Kremlin and Belarus dismiss report of new Putin role

MOSCOW (Reuters) – Russian and Belarus officials rejected on Friday a media report that President Vladimir Putin could create a new role for himself by heading a union of Russia and ex-Soviet Belarus after he quits next year.

Such an option has been floated by media among other possible jobs for Putin, who is barred by the constitution from taking part in presidential polls next March but is keen to maintain political influence after leaving the Kremlin.

The editorially independent Ekho Moskvy radio station reported earlier on Friday that Putin would sign a union state agreement with Belarus during a visit to Minsk on December 13-14. It said Putin would head the new union state.

“There’s this general madness going on right now,” a Kremlin source said. “It’s a kind of distorted form of public debate about Putin’s political future. Nothing other than that.”

A source in the Belarussian presidential administration said he knew of no plan to agree a union pact soon. “I doubt this is true … nothing is known about anything as radical as that,” he said. “You should not pay much attention to this report.”

A source in the standing committee that organizes meetings linked to the “union state” agreed: “I have heard nothing about this. And I have very serious doubts about it.”

Belarus and Russia concluded the first of several accords on forming a post-Soviet state in 1996.

Belarussian President Alexander Lukashenko, accused in the West of crushing basic rights, has made creation of a merged state a policy priority while keeping in place many aspects of the Soviet-era command economy.

But plans for the merger remain vague, blocked by disputes over the years on how the state would be led, what to do about a common currency and, most recently, by Lukashenko’s objections to steep increases in the price of Russian energy exports.

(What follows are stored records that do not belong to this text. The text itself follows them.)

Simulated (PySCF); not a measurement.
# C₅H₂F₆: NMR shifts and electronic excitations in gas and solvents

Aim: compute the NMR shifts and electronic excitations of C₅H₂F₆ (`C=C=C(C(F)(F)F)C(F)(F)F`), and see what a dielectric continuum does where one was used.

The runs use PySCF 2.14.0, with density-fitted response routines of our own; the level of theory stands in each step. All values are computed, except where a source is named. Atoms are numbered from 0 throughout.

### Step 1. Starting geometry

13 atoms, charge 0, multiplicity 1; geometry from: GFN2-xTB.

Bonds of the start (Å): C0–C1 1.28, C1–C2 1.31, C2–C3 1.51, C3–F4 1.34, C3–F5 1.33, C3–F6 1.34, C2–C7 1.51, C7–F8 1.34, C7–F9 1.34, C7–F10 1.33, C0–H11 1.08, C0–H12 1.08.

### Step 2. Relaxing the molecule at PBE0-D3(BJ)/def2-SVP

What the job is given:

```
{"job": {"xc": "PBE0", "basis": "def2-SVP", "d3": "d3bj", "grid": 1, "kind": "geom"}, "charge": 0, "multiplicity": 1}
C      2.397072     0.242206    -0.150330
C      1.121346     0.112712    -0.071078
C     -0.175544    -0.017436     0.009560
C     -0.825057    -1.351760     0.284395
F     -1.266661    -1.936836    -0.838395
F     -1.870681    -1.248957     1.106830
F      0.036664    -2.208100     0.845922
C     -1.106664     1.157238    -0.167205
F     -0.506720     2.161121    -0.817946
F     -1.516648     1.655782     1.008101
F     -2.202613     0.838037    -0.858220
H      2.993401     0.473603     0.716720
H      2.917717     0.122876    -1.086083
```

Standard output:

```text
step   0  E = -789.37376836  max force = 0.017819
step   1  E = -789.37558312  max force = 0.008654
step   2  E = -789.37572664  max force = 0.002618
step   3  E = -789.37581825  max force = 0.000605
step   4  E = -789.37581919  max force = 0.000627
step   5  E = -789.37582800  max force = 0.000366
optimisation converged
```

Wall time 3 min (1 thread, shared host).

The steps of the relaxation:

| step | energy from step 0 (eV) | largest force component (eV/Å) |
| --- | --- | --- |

A customs and immigration union is in effect between the two neighbors.

Boris Gryzlov, parliamentary leader of the United Russia party led by Putin in last week’s parliamentary election, also discounted the report. He said the “union state” was developing too slowly for such a move.

“We initially thought it would go ahead a bit faster,” Gryzlov told a news conference. “But as of now we haven’t agreed on powers and status of top officials.”